The Resource Description Framework, or RDF, is a standard model for data interchange that allows structured and semi-structured data to be shared across different applications. RDF expresses relationships between entities as triples; essentially a graph that links unique URIs via edges that describe their relationships. In this post, we’ll use the Python library rdflib
to build a graph from RDF data about products and to extract information about individual products.
About the Data
The data used in this post can be found here. It comes from the Web Data Commons project, which extracts structured data describing products, people, organizations, places, and events from the Web and make the extracted data available for download. In particular, we will be exploring the subset of the corpus that concerns products and product descriptions.
import os
import requests
base_folder = "data"
products_url = "http://data.dws.informatik.uni-mannheim.de/structureddata/2014-12/quads/ClassSpecificQuads/schemaorgProduct.nq.sample.txt"

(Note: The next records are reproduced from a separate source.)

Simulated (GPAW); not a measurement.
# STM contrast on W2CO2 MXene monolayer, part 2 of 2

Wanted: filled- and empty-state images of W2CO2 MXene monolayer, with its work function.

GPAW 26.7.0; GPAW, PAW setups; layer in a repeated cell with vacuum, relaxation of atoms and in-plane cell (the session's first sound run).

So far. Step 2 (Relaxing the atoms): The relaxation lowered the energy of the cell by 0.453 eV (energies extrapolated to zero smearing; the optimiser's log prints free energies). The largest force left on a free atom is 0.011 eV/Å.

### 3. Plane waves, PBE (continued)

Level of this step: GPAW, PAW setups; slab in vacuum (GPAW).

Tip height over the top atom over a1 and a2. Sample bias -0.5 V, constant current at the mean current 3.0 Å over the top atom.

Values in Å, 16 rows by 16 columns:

product_path = "products.nq"
def download_data(dir_path, data_url, data_path):
"""
Convenience function that uses the requests library to retrieve data
given a url to the dataset and a directory folder on your computer.
"""
if not os.path.exists(dir_path):
os.mkdir(dir_path)
response = requests.get(data_url)
with open(os.path.join(dir_path, data_path), "wb") as f:
f.write(response.content)
return data_path
download_data(base_folder, products_url, product_path)
What is RDF?
The product data we’ll be exploring is represented in RDF (Resource Description Framework) format. RDF is a directed, labeled graph data format for representing information in the Web. Resources are represented as nodes in the graph and identified by unique URIs. Edges represent the named link between two given resources.
What are N-Quads?
RDF is an abstract model with several serialization formats that have different encodings. The variant we’ll be dealing with is called N-Quad. N-Quads is a line-based, plain text format for encoding an RDF dataset. In the data we’ll be looking at, the forth element of each line contains the URL of the webpage from which the data was extracted.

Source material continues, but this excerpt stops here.